Monday, April 7, 2008

No Joke

Someone commented that we posted on April Fool's Day. I hadn't even noticed!

We're really out of debt.

Really!

Tuesday, April 1, 2008

Out of Debt and F%$king Loving It




*blows dust off microphone

(tap tap)

Is this thing on? Listen, I know everybody left, but I've got an announcement.

(the sound of a cricket from a far off corner of the room)

The Bizarros are out of debt. And have been for a about a month. I wanted to learn how to run up a tree and do a flip to celebrate, and I had planned to do the research, but let's face it, I'm just not a tree-flipper. I thought it would be a more momentous occasion, champagne, cheering, etc., but it kind of came and went, quietly, amidst a lot of transferring money between accounts, four day delays, etc. Very undramatic. With all the money floating between accounts (paypal, two different banks, etc.), it was kind of like, I think we're out of debt...? Then the dust settled and it was done: zero. Flat broke, but breathing clean air.

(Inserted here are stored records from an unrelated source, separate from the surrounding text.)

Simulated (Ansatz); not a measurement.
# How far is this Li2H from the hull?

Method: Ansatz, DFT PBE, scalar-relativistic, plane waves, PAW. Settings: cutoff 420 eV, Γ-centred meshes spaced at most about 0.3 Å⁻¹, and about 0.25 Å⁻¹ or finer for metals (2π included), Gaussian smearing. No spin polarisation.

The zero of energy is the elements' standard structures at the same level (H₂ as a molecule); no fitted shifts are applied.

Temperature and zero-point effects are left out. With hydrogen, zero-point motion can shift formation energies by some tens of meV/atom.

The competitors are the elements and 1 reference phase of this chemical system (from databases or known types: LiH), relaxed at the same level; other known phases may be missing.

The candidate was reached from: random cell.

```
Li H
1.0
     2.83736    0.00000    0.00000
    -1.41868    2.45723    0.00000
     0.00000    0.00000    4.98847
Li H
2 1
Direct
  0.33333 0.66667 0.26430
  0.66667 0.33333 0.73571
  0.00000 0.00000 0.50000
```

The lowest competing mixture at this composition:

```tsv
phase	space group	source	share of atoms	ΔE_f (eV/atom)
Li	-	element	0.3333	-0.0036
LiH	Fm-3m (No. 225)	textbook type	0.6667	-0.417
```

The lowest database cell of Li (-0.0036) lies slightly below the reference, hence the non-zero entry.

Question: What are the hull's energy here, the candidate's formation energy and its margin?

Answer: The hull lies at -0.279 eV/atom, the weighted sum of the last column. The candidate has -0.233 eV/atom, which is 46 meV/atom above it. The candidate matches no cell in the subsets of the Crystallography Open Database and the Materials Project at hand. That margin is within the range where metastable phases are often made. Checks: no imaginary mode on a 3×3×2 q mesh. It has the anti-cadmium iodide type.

But the beauty of it is, the mind-blowing amount of hard work that had propelled us to the surface also just kept on truckin', and now we're solidly in the black and heading to Australia for two weeks in May, using real, honest to God cash.

The Bizarro World Debt Elimination Freak Show lived up to its name. We worked until our fingers bled, worked when all we wanted to do was collapse on the couch and eat ice cream using our hands, worked instead of going out, worked instead of sleeping. For over a year my life involved working a 9 to 5 job and then working a second job until after midnight. I took side jobs I had no interest in. There were dark times indeed when a descent into insanity seemed like a good and welcoming thing. We took chances, we used credit cards, we fought bitterly at times and I found myself shouting profanities at a laptop because my debt was on the screen.

I hated that debt so intensely, so passionately for so long, that by the end, when it was dwindling beneath $1,000, I began to kind of feel sorry that it was going. It was like losing a limb. It had become a part of me, and if that isn't a sick f--king thing, folks, I don't know what is. But it was a part of me. I created it. But now it is cast out of me.

But some things haven't changed. I'm still of the opinion that it's the mind-numbing throw-away lifestyle (both of objects and experiences) that drain our lives and create great deserts of mediocrity on our own maps of memory. And Bianca and I still eat out too much.

But I'd be lying if the food didn't taste twice as sweet.